3 tablespoons of soy sauce

1 ½ tablespoons Chinese oyster sauce

1 ½ tablespoons hoisin sauce

2 tablespoons of rice wine

¼ cup of brown sugar

1 tablespoon Chinese five-spice powder

½ teaspoon kosher salt

¼ teaspoon of white pepper

Depending on the size of your pork, cut them into 2 inches wide and approximately 1 inch thick. Place the strips into a baking dish that will hold the meat in an even layer. Combine all the ingredients in a bowl and mix well. Cover the pork with this mixture and marinate overnight.

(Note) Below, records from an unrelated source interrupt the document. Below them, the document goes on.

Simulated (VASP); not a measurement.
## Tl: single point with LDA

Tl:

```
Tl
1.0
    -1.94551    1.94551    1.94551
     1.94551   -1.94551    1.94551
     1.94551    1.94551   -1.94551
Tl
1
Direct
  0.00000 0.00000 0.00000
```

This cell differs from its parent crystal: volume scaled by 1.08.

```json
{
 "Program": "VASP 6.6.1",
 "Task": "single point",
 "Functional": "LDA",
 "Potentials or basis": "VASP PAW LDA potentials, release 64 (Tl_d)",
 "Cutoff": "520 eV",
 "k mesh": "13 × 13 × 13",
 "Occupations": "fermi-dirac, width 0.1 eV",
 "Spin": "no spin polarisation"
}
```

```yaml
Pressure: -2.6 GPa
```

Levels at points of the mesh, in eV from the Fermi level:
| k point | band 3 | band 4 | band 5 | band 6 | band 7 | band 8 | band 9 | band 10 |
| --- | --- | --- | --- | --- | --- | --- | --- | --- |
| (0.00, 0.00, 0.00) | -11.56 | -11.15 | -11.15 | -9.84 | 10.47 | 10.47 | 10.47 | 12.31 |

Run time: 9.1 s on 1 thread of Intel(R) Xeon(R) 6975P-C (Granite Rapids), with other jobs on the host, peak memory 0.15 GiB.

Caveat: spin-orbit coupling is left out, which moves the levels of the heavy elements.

Heat your oven to 400 degrees and bring the pork to room temperature. Roast for about 30 to 40 minutes basting every 5 – 9 minutes. At this point, it’s done but if you want to achieve that Chinatown look apply some mascara…..kidding….to achieve that roasted, marooned charred edge, place under broiler for about 3 – 4 minutes. It will achieve that beautifully dripping-in-fat appeal…lacquered and deliciously edible. Heat up leftover marinade and serve with the pork.

(Note: I served my roast pork as lettuce wraps with a variety of Asian condiments such as a peanut dipping sauce, alfalfa sprouts, pickled cucumbers and pickled ginger. It could have been served with rice.)